I mean, come on. Look at him. How could we not be happy when we wake up to that face? How could we not be in love with every single bit of our Isaac including those sweet little fingers? Lately I find myself kissing them more and feeling oh so proud when he reaches for a rattle with them.

Over the past few months I’ve had many conversations about Isaac. Someone will ask about his hand and I’m suddenly pouring out my heart—way more than I intended, a shaky stream of words and sometimes tears. And over and over the same thing has happened. That dear friend has smiled and reached out for Isaac’s hand and said something like, “Don’t you worry, mama. He’s going to be just fine.” And I would always think, “he is?” and then, “can you say that again?” But lately it’s been easier to just agree with them.
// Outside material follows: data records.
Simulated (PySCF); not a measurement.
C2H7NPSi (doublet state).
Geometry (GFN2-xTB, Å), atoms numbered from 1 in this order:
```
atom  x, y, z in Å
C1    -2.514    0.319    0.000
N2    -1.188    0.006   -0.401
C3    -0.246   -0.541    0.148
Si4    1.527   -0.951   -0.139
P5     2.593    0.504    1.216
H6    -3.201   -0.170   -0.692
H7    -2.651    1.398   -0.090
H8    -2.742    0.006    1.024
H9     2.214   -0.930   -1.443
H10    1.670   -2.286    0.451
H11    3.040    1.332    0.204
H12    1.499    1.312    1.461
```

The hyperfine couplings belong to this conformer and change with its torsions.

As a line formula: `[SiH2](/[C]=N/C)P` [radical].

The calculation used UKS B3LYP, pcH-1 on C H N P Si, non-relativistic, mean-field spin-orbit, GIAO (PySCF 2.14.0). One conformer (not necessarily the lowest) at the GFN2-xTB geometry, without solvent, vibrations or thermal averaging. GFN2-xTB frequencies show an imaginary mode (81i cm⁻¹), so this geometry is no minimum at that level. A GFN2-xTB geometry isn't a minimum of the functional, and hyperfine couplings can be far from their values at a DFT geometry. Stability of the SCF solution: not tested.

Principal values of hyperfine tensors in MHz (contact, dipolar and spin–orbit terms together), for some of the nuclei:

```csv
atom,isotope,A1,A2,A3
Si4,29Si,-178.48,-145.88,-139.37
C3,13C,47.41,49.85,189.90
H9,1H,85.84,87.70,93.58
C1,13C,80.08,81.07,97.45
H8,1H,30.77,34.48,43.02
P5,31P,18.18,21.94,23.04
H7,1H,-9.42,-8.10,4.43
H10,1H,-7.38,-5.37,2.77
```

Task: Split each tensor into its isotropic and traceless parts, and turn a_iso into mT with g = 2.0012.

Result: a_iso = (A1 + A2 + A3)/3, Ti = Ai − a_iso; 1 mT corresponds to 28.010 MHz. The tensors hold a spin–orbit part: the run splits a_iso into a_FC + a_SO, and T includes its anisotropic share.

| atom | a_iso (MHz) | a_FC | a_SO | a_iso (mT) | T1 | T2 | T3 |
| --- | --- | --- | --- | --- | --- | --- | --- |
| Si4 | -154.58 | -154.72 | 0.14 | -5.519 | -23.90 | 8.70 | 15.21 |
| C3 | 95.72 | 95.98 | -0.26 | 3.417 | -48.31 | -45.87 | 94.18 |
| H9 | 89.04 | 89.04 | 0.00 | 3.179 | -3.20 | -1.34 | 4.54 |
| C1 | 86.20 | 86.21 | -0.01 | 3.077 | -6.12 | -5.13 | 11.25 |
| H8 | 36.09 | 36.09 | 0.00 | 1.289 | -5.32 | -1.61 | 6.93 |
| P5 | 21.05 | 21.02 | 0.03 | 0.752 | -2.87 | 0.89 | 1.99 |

We still have hard things in our family, painful burdens we pray for daily. We still have tantrums and whining, sleepless nights and a sticky floor. But those things make a baby’s laughter that much better. At some point down the road, Isaac will have his own emotions about his hand, and we’ll do our best to enter those with him. But for now, we have a smiley baby with delicious, chunky legs and fluffy hair. The days are getting longer and warmer. Pretty soon we’ll be dragging out the kiddie pool and planning our summer trip north to see my family. Most of them haven’t met Isaac yet, and I can’t wait to show him off.